What is so special about the paintings of a young chimpanzee which has won both the interest and admiration of such great men as Picasso and Sir Julian, and the ridicule and condemnation of Sir Charles Wheeler, President of the Royal Academy? And what are his pictures all about? After all, there doesn’t seem to be much in them except a series of bold slashes and strokes of gay colour.
The fact remains, however, that Congo’s paintings are almost unique in world history. Only two or three other chimpanzees have ever done anything comparable, while none has produced such a sustained and progressive series of drawings and paintings as Congo has turned out during the past three years under the guidance of Desmond Morris.
It was soon evident to Morris that Congo possessed a highly developed sense of pictorial composition. Although the strokes of colour did not, of course, represent anything in particular, the overall effect of a completed Congo painting was one of a vigorously painted, brilliantly coloured design.
Just what I mean will be seen, at least so far as composition goes, if one considers our reproduction of a Congo painting. See how the dark strokes in the righthand corner balance the cluster of dark strokes on the left. That’s composition, and not even a President of the Royal Academy could do better!
On Thursday, in Granada’s People and Places, I’ll be showing some brand new film of Congo at work. In this, the obvious concentration and control which he puts into his painting will be seen. In the same programme. I will be discussing with John Cohen, Professor of Psychology in the University of Manchester, my exhibition, The Lost Image, which is on show at the Crane Gallery, Manchester, this month.

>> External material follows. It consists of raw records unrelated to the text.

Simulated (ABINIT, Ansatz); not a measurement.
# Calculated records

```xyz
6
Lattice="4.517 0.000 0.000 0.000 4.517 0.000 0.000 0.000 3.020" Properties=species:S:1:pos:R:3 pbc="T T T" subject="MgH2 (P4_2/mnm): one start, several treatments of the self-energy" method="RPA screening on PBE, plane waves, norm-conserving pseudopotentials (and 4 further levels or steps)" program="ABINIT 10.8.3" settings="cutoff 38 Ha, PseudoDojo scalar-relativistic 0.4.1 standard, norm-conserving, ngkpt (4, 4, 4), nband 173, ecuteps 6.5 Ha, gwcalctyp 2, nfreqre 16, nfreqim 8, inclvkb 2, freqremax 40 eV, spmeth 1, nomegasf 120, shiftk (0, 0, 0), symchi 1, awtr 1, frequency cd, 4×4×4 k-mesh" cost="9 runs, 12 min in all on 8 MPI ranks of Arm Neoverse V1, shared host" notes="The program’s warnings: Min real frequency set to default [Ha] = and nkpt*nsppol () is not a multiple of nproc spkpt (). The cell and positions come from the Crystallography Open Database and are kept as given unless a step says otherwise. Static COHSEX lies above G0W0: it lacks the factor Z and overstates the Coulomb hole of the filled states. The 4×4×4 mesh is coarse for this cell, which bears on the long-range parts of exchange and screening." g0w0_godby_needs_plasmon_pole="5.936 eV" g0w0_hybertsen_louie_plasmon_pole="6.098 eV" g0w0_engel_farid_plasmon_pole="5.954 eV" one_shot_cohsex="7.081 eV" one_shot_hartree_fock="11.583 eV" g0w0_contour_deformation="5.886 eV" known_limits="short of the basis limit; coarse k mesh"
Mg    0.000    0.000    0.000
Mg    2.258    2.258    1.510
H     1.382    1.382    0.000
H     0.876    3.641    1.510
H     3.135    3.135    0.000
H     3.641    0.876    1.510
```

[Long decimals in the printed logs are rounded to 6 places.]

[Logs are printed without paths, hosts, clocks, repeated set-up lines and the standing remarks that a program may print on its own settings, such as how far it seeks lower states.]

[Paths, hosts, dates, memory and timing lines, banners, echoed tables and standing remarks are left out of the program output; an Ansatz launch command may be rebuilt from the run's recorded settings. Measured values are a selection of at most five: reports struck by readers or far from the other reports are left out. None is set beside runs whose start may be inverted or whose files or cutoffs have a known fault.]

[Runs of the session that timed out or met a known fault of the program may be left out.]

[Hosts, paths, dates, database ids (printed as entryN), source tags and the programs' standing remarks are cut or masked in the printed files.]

Why is it called The Lost Image? Until recent times the most important thing in painting was the image — a recognisable subject. That doesn’t mean that a painting should look like a photograph. But it does mean that you should be able to see what the artist is getting at — even if you don’t like it!
During the past few years a type of painting called Tachisme — from the French word “tacher,” meaning “to spot, splash or stain” — has arisen. Tachiste painters are at liberty to dribble and drip their paint on to a canvas laid flat on the floor; to throw it at a canvas and then, if they wish, to ride over it on bicycles, stamp on it, or set fire to it.
In fact, they can do anything at all that might help to produce, accidentally, some sort of interesting or attractive effect, devoid of any recognisable image. The Lost Image sets out to shame and explode the whole idea of Tachisme — or Action Painting, as it is also known — by showing how absurd, even lunatic, it is that an adult artist should try and work without an idea in his head, when even Congo and young Timothy Vaughan, aged three, whose “train” I also reproduce, appear to have something quite definite in mind. Timothy’s train is certainly no photograph, but the idea of the carriages and the engine puffing up its smoke, are quite clear.